Every bill creates winners and losers. Here's who stands to gain and who bears the cost.

Who Benefits

  • Very small rural communities (population <10,000): The bill guarantees a minimum share of grant dollars will benefit these places, increasing their chance of receiving RISE-funded activities.
  • Regional nonprofits and community partnerships that serve small towns: The broader "industries in the area" framing allows partnerships to propose projects tied to local economic realities rather than meeting strict cluster definitions.
  • Local workforce and small-business assistance providers: The statutory emphasis on funded activities and participating regional partners shifts resources toward direct training, convenings, and technical assistance that these organizations deliver.

Who Bears the Cost

  • USDA Rural Development field and state mission-area offices: The required state concurrence and expanded targeting add administrative workload and potential review responsibilities at the State office level.
  • Grant applicants (regional partnerships): Applicants must demonstrate alignment with new criteria and secure state concurrence, adding application complexity and potentially more time and staff resources.
  • Taxpayers/federal budget: The statute establishes a $50 million-per-year authorization for five years, which increases baseline program outlays compared with an expired authorization absent appropriations offsets.

Key Issues

The Core Tension

The central dilemma is between geographic equity and program impact: lawmakers want to push dollars into very small, often under-resourced places, but concentrating funds in many small localities can reduce economies of scale and measurable regional outcomes; at the same time, requiring state concurrence balances local proposals against statewide priorities but risks diluting local autonomy and slowing awards.
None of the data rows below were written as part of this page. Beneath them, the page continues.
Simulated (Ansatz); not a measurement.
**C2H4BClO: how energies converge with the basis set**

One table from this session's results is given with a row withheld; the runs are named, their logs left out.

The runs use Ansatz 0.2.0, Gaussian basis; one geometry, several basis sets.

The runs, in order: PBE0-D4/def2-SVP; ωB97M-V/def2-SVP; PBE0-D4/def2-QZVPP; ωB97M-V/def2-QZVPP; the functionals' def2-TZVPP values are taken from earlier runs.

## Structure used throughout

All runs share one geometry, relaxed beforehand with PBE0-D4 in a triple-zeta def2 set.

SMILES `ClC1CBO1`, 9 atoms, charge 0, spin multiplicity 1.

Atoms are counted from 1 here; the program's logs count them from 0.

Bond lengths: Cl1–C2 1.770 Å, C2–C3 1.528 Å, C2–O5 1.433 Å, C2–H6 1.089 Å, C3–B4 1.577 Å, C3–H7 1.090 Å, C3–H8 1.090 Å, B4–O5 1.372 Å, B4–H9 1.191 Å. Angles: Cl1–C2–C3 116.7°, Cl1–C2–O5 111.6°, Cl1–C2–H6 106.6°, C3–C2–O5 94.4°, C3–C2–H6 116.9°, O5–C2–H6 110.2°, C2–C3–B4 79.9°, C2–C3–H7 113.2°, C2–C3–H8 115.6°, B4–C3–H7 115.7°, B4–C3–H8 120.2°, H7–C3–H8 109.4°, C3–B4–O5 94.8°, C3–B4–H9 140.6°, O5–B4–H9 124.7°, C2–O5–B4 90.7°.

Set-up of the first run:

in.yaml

The bill intentionally shifts statutory language away from defined "industry clusters" toward looser "industries in the area served by the partnership," which broadens eligible proposals but reduces a clear, comparable metric for reviewers. That trade-off will make it harder to compare applications on a common axis and could complicate evaluation, performance metrics, and follow-on research into program effectiveness.

The state-concurrence requirement inserts a new gatekeeper into the award process. That gives State offices legitimate oversight but raises risks: it can politicize selections, create inconsistent statewide review standards, and produce administrative delays.

The statute does not appropriate additional administrative funding to cover the expanded review responsibilities, so implementation may require internal reallocation at USDA or slower grant cycles.

Finally, the 10% floor for communities under 10,000 improves geographic equity but reduces programmatic flexibility. For example, a high-impact multi-county award that primarily benefits larger rural hubs might have to be scaled back or split to meet the floor.

The statute leaves open how the Secretary will operationalize the floor (competitive set-aside, scoring preference, separate solicitation) and how applicants will prove the geographic reach of their activities.